…we are so pressured for time and so keen that children succeed that we forget that to be resilient children need to overcome failure…
According to Google’s dictionary – Resilience: the capacity to recover quickly from difficulties; toughness.
It’s a term we mention frequently in schools. In many schools, they refer to “the 4 R’s” linked to Building Learning Power (devised by Guy Claxton for more information see http://www.tloltd.co.uk/building-learning-power/professor-guy-claxton/)
e.g. from Cannon Lane Primary School (http://cannonlaneprimary.org/the-4rs/)
- Resilience– this encourages learners to manage distractions and resist giving up, to ensure they maintain positive views of themselves as learners
- Resourcefulness– learners are persuaded to use a range of learning strategies and not to rely solely on the teacher
- Reflectiveness– learners are encouraged to consciously think about their own learning, to use appropriate learning vocabulary, to plan their learning and to assess their own work
- Reciprocity – learners can learn effectively in groups so are taught to identify circumstances when it is advantageous to work with others and when to work on their own
Over this last week I have been looking after my 14-month-old grandson and it made me wonder at what point do we have to start “teaching” resilience. I have watched him stand up, take 2 steps, stumble, sit, and repeat for long periods of time. Equally, at meal times he gets his spoon and fork and works at getting the food to his mouth – when I used another spoon and scooped some food and tried to feed it to him he was quite emphatic – NO! He wanted to do it himself – we have a wonderful video of him feeding himself a yoghurt with a fork (the spoon he’d originally been given on the plate on his high chair). It may not be the way I’d have done it, it may not have been the fastest way to eat the yoghurt but he stuck at it and eventually it was effective. He was happy. We did not have to “teach” him to stick at it and he rejected the “easy” option of me feeding him. When and why does this inbuilt resilience disappear?
On social media today I saw a poster that said
Cut it for me
Write it for me
Open it for me
Set it up for me
Draw it for me
Find it for me
All I learn is: You do it better than me
Perhaps this is where the resilience disappears; we are so pressured for time and so keen that children succeed that we forget that to be resilient we need to overcome failure – that is what resilience is. To overcome failure we need to be allowed to fail. When we step in too soon we are reducing resilience, we are in effect saying to children what you are doing is not good enough. There is definitely a case for offering support – I have walked around my house for many hours this week letting my grandson hold onto one finger as he walked, encouraging him to let go and still being there when he wanted to try again but if I picked him up and carried him every time he fell would that actually help him learn to walk?

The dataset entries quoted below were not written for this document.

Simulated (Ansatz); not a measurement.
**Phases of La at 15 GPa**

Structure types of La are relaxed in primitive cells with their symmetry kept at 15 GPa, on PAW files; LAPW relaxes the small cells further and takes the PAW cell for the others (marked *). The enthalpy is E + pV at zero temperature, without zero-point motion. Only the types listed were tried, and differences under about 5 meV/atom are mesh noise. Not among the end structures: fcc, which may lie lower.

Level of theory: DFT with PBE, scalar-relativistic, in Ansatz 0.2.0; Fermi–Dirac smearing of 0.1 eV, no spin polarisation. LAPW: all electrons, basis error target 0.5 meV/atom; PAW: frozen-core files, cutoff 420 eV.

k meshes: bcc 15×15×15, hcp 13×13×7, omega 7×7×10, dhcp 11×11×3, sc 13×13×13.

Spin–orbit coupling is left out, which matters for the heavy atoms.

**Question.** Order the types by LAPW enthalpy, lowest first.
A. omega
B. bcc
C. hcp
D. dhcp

As a teacher it is lovely to mark a page of work and be able to put lots of ticks but if every child in your class has a complete page of ticks have we actually been a good teacher or did they already know it? If every child has a page of work with no mistakes have we really stretched them to increase their knowledge, understanding and application?
We do need to teach children facts and skills and how to apply them, we also need to teach how to cope when things get tricky – very few of us go through life without some failures including in exams, driving tests or job interviews.
We do need to encourage children, using specific praise – they need to experience some success and to feel a sense of achievement so that they want to continue trying. We do need to offer appropriate support which can be gradually withdrawn so that they feel that the task is achievable. We need to be confident enough to let them fail so that the inbuilt resilience that they had as toddlers is not eroded. It is often hard to see children fail even in small ways but perhaps if we don’t erode their resilience we won’t have to teach it again when they grow older.